Applied Materials, Inc. (NASDAQ: AMAT) on Wednesday reported record revenue of $7.91 billion for the second quarter of fiscal 2026, up 11% from the same period a year earlier, and said it now expects its semiconductor equipment business to grow more than 30% in calendar 2026.
The Santa Clara, California-based company posted GAAP diluted earnings per share of $3.51 and non-GAAP diluted EPS of $2.86, up 33% and 20% year over year, respectively. Net income rose 31% to $2.81 billion. GAAP gross margin came in at 49.9% and non-GAAP gross margin at 50.0%, each 0.8 percentage points higher than the prior-year quarter.
#Semiconductor Systems Revenue Rises 10% on Foundry and DRAM Demand
Semiconductor Systems, the company's largest segment, generated revenue of $5.97 billion in the quarter, compared with $5.40 billion a year earlier. Foundry, logic and other accounted for 67% of segment revenue, with DRAM at 29% and flash memory at 4%. Non-GAAP operating margin in the segment expanded to 35.2% from 33.0%.
Applied Global Services revenue rose to $1.67 billion from $1.42 billion, with non-GAAP operating margin widening to 29.2% from 26.6%. The shift partly reflects an internal reorganization, effective in the first quarter of fiscal 2026, that moved Applied's 200-millimeter equipment business into Semiconductor Systems from Applied Global Services. Prior-period figures were recast.
China generated $2.09 billion of revenue, or 27% of the total, up from 25% a year earlier. Taiwan contributed 27% and Korea 20%.
#CEO Cites AI Infrastructure Build-Out
"Applied Materials delivered record quarterly performance, and we now expect our semiconductor equipment business to grow more than 30 percent in calendar 2026," Gary Dickerson, President and CEO, said in the earnings release. "The rapid global build-out of AI computing infrastructure combined with Applied's strong leadership positions in leading-edge logic, DRAM and advanced packaging provide an exceptionally strong foundation for sustained, multi-year revenue and profit growth."
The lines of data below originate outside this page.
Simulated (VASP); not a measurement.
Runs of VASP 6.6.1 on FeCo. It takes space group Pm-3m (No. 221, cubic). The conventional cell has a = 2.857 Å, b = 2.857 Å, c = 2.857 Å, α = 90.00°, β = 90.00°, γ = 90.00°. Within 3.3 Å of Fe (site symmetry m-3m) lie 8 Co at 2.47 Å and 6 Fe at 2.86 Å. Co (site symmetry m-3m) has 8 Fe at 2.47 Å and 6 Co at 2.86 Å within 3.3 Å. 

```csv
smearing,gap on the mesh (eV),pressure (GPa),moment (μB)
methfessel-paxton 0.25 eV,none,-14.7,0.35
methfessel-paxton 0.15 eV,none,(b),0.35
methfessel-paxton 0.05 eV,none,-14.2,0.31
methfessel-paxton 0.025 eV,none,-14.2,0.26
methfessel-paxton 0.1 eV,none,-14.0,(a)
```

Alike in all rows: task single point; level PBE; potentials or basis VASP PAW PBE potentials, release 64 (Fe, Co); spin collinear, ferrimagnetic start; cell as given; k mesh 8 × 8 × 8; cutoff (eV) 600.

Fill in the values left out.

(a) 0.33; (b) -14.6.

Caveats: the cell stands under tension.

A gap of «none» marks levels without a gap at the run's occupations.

The company announced several partnership engagements at its EPIC Center in Silicon Valley during the quarter, including agreements with TSMC, SK hynix, Micron Technology, Advantest Corporation, and academic institutions Arizona State University, Rensselaer Polytechnic Institute and Stanford University. The agreements follow a previously announced partnership with Samsung Electronics. Applied also entered an agreement to acquire ASMPT Limited's NEXX business, which supplies large-area advanced packaging deposition equipment.
Applied competes directly with Lam Research and Tokyo Electron in deposition and etch equipment. The wafer fabrication equipment market has been concentrated among this small group of vendors, with demand currently shaped by capital spending cycles at leading-edge logic foundries and memory makers.
#Capital Returns and Outlook
Applied generated $845 million in cash from operations in the quarter, down from $1.57 billion a year earlier. Non-GAAP free cash flow fell to $210 million from $1.06 billion. The company attributed the change in part to working capital movements and higher capital expenditures, which rose to $635 million from $510 million.
The company returned $765 million to shareholders during the quarter, consisting of $400 million in share repurchases and $365 million in dividends. The board approved a 15% increase to the quarterly cash dividend, raising it to $0.53 per share from $0.46. Applied said the move marks nine consecutive years of dividend increases and that its dividend per share has more than doubled compared with four years ago.
For the third quarter of fiscal 2026, Applied guided to total revenue of $8.95 billion, plus or minus $500 million, and non-GAAP diluted EPS of $3.36, plus or minus $0.20. The guidance excludes known charges related to completed acquisitions and includes certain tax items disclosed in the release.
Year-to-date results included a $253 million legal settlement charge in the first quarter, related to a settlement with the U.S. Commerce Department Bureau of Industry and Security to resolve a previously disclosed export controls compliance matter. Restructuring charges of $12 million in the first half related to a workforce reduction plan announced in the fourth quarter of fiscal 2025.
Management projected continued growth into the third quarter on the back of AI-driven equipment demand, though the company cited risks including global trade and export regulations, tariffs, geopolitical conditions, customer concentration, and the timing of technology transitions as factors that could affect actual results.